Overview
A scientist becomes obsessed with returning his family to normalcy after a terrible accident.
Keanu Reeves may not exactly be a great character actor, but he has made some Most Excellent movies (sorry…) and his recent success in the John Wick universe confirms he can play the right kind of roles really well. And we have two sequels to his greatest hits to look forward to: John Wick Chapter 3 – Parabellum (to be released May 2019), and Bill & Ted 3: Bill & Ted Face The Music (scheduled for release August 2020). Unfortunately, Replicas will find a place at the other end of the spectrum on Reeves’ filmography, as this movie is much more Johnny Mnemonic than it is The Matrix.
Will Foster is a scientist working for Biodyne on the verge of a major breakthrough: he is able to successfully download people’s entire brains, but re-implanting it in an android brain is still proving difficult. He has to deliver soon or else Biodyne will pull the plug on his work. When a car accident kills his wife Mona (Alice Eve) and their three kids, he uses his lab work to bring them back to life. Of course, this will prove not to be an overnight success…
Sometimes movies are so silly or crazy that they can become sort of fun (the recent Mandy comes to mind), but Replicas takes itself completely seriously – but fails to deliver anything at that level.

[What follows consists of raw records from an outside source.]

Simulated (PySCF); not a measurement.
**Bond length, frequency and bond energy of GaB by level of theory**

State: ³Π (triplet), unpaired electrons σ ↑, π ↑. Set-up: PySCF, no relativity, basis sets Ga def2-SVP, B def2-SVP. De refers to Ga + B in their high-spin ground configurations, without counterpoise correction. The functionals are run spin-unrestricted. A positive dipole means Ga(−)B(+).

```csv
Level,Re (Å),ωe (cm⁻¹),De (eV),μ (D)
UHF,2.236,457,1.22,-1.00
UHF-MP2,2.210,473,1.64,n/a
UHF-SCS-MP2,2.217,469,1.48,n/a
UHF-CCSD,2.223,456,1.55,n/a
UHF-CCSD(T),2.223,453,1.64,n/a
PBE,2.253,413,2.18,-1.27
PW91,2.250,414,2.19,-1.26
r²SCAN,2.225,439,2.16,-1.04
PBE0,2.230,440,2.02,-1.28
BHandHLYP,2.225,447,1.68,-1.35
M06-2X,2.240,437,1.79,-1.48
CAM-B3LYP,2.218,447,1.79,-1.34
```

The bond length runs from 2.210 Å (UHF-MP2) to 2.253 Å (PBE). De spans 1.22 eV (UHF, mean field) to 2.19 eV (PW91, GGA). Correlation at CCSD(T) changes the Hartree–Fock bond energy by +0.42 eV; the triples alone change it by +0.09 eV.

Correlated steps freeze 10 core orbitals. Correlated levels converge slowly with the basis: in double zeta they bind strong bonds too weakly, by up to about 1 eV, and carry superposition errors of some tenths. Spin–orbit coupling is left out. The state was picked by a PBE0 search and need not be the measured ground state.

The acting by Reeves is terrible and dull; he is serious and pained and desperate and anguished but these are emotions that he has never successfully managed to express before, and he fails here too. As his actions become more desperate and his science moves well into the fictional, maybe a more Crazy Professor angle might have added some watchability to what he is doing. Alice Eve has delivered enough decent performances for us to know she can do ‘normal’ and ‘natural’, yet here her acting is stilted and wooden – and that is before she becomes a replica. It feels like the director (Jeffrey Nachmanoff) either had no idea what he was going for, or how to get it from his actors, or maybe he was too starstruck by Reeves and Eve to dare to actually direct them – because the other two main characters are acted a lot better by Thomas Middlemitch and John Ortiz.
The acting isn’t helped by some terrible lines that Reeves delivers painstakingly seriously. The screenplay is rather shallow, but since the movie takes itself seriously it doesn’t really get away with various ‘shortcuts’ that the audience is required to just accept, yet you have to in order to make it to the end of this movie. Themes like ethics are touched upon but quickly forgotten or dismissed with (serious) one-liners, and for all of Reeves’ attempts at heartache and despair, not even his character shows any kind of development over the course of the movie.
Overall, unfortunately this is not ‘so bad it’s good’, nor even a guilty pleasure. With a $30m budget, it feels like an example of a lot of ‘decent’ contributors coming together to create something tragically worse than mediocre.